Mike does Ghostbusters: The Video Game

In the before-fore time, it was known. You do not greenlight an exorbitant effects budget for a comedy. This was the law. Then along came the summer of 1984 and Ghostbusters became the cinematic seismic shift to rival the Tunguska blast of 1909. Audiences flocked to the theater in droves to watch some scientists kidnap and incarcerate the souls of the dead and subsequently learn what to do if someone asks you if you’re a god. The highly anticipated sequel was ultimately entertaining, if a step down from the original. Then came the much debated reboot, which we’ll not go into here, but did you know that another sequel to the original movie was made? No, seriously, it just happened to be in video game form:

No…
Not that one…
Stop it…
NO!!!

Past attempts at video game adaptations notwithstanding, I’m talking about 2009’s nearly pitch perfect Ghostbusters: The Video Game, which not only continued the story of the first two movies but took it into some new and fun directions while also indulging in some sweet, sweet nostalgia with callbacks and references to those movies.

Like so.

More importantly, this was the spiritual (see what I did there?) successor to the movies in several ways. First off, the story was partly written by Harold Ramis and Dan Aykroyd, and nearly the entire cast of the original movie was on board to lend their voices and likenesses to the game (only Sigourney Weaver and Rick Moranis are absent, furthering my headcanon that the two ran off together after Dana got sick of Venkman’s smarmy wisecracking schtick). The game’s soundtrack is almost entirely cribbed from the first movie, even the old Columbia logo makes an appearance in the game’s intro.
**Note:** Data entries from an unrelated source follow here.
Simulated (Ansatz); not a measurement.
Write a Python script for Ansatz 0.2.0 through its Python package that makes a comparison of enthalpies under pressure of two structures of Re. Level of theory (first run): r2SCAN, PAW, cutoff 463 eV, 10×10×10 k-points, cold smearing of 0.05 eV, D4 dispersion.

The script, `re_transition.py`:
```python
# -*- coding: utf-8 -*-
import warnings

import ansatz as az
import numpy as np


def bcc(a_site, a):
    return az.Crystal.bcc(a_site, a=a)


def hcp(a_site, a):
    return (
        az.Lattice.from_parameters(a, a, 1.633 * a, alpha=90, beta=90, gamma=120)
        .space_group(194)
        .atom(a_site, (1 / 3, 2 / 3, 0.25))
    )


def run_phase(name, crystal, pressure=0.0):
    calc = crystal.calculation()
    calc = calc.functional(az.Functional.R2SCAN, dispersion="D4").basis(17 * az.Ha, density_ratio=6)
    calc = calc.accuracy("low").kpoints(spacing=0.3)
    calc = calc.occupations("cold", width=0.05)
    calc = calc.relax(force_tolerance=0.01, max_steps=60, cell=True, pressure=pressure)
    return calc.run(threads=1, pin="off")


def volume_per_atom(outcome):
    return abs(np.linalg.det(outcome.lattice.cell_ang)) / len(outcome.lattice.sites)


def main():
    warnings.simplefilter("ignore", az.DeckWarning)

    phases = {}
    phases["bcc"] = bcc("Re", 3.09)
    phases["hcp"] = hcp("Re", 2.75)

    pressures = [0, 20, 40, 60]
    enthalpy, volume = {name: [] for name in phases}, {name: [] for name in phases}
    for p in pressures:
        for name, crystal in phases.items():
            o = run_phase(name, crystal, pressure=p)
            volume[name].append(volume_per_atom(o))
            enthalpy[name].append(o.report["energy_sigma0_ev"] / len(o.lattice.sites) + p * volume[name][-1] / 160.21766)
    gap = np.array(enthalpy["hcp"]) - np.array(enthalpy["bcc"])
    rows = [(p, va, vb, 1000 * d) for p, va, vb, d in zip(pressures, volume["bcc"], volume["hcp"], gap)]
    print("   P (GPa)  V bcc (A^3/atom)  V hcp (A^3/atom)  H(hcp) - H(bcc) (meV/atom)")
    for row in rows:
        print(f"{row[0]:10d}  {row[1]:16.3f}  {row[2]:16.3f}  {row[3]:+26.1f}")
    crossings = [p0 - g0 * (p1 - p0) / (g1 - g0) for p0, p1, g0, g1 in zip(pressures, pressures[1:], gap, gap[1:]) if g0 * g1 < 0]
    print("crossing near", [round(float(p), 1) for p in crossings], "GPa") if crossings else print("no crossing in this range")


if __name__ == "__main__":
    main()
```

It’s been two years since Vigo the Carpathian tried to redecorate Manhattan in a tacky magenta slime motif, and things seem to have gone well for our favorite paranormal researchers in the off-season. The new mayor of New York has embraced the Ghostbusters and made them into city contractors, fully insuring them (one fun aspect of the game is a counter in the corner of the screen tallying up your damage bill as your proton stream destroys everything in sight). Business is booming, Winston has gotten his doctorate (it’s never mentioned what he got it in, so I’m guessing basket-weaving), and Venkman, dollar signs in his eyes, is looking for some of that juicy franchise coin. The player takes the role of a fifth member of the team, a new hire dubbed only “Rookie” by the guys because, as Peter puts it: “I don’t want to get too attached”.

It makes sense. He’s gonna die something like 286 times.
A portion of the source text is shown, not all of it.